Property Owners: Attracting and Keeping the Right Tenant
Meanwhile, property owners -the service provider´s end customer -have their own concerns. An owner wants to
- Protect the property´s aesthetics.
- Minimally disrupt tenants´ lives, if at all.
- Select a system that can be expanded easily, accommodating both new services and new tenants.
- Offer as attractive a mix of services to tenants as possible.
- Be able to tell tenants that the development is prewired for satellite, cable and broadband access, so that only a converter box is needed.
These capabilities help make MDU properties appealing to the right kind of tenant -the younger, more affluent renter who demands high-tech services. The key for the property owner is to attract new tenants, protect current tenants and make the complex more attractive than competing developments. Offering the right kind of services helps the owner attract lifestyle tenants who choose their development based in part on its amenities.
The Foxcom Multiservices Solution
Foxcom's architecture helps both the service provider and MDU owner to future-proof their investment. In using the Foxcom solution, owners and service providers have an infrastructure that can support current as well as future communications needs.
The Foxcom hybrid fiber coax infrastructure combines the best of fiber and coax technologies. While utilizing the property´s existing coax infrastructure, the Foxcom's solution¹s fiber-optic backbone provides unlimited bandwidth to support tomorrow´s communications applications. The fiber backbone can easily accommodate DBS systems requiring 1 GHz of bandwidth, as well as the CATV/VHF/UHF signals that need from 54 MHz to 860 MHz. In addition, reverse path transport from 5-42 MHz is supported for data services. By making unlimited new services possible, both the property owner and service provider can reap additional revenues.

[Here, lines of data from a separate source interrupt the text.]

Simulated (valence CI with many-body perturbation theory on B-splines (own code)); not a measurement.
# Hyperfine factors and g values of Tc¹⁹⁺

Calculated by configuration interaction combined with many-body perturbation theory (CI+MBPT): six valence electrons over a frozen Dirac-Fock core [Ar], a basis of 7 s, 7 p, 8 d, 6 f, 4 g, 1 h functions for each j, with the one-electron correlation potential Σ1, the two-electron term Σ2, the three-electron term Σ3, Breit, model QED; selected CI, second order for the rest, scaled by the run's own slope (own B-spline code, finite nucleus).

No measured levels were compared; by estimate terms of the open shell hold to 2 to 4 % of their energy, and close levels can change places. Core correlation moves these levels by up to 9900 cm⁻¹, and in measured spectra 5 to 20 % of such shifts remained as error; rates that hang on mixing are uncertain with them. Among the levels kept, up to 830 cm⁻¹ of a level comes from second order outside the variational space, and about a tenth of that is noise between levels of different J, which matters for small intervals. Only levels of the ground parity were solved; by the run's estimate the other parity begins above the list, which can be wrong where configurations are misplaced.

The SDTVplus product family allows the service provider to easily add or drop services to the MDU. There are no costly upgrades to expand service to additional units. Delivering entertainment and communication services from a single infrastructure allows the service provider and MDU owner to lower costs.
The Foxcom platform offers a low-per-home-passed cost, which is critical as operators strive to boost take rates and contain equipment and labor costs. The platform is scalable and affordable, and readily supports the delivery of multiple services from a single wire.
SDTVplus delivers DBS, local off-air TV, SMATV, cable and Internet access. With SDTVplus, service providers can deliver L-Band and SMATV television services over a single coax/fiber infrastructure at high bandwidths (L-Band is the portion of the electromagnetic spectrum with frequencies in the 950 MHz to 2,150 MHz range.).
Within the Foxcom architecture, a stacked low-noise block downconverter (LNBF) combines or "stacks" both 500 MHz horizontal and vertical polarities of the Ku satellite downlink onto one 950-to 2,050-MHz output. This signal is sent via coax to the Foxcom fiber-optic transmitter, which is centrally located, perhaps in the complex´s electrical or equipment room. Next the signal is transmitted over a single fiber cable to one or more Foxcom receivers.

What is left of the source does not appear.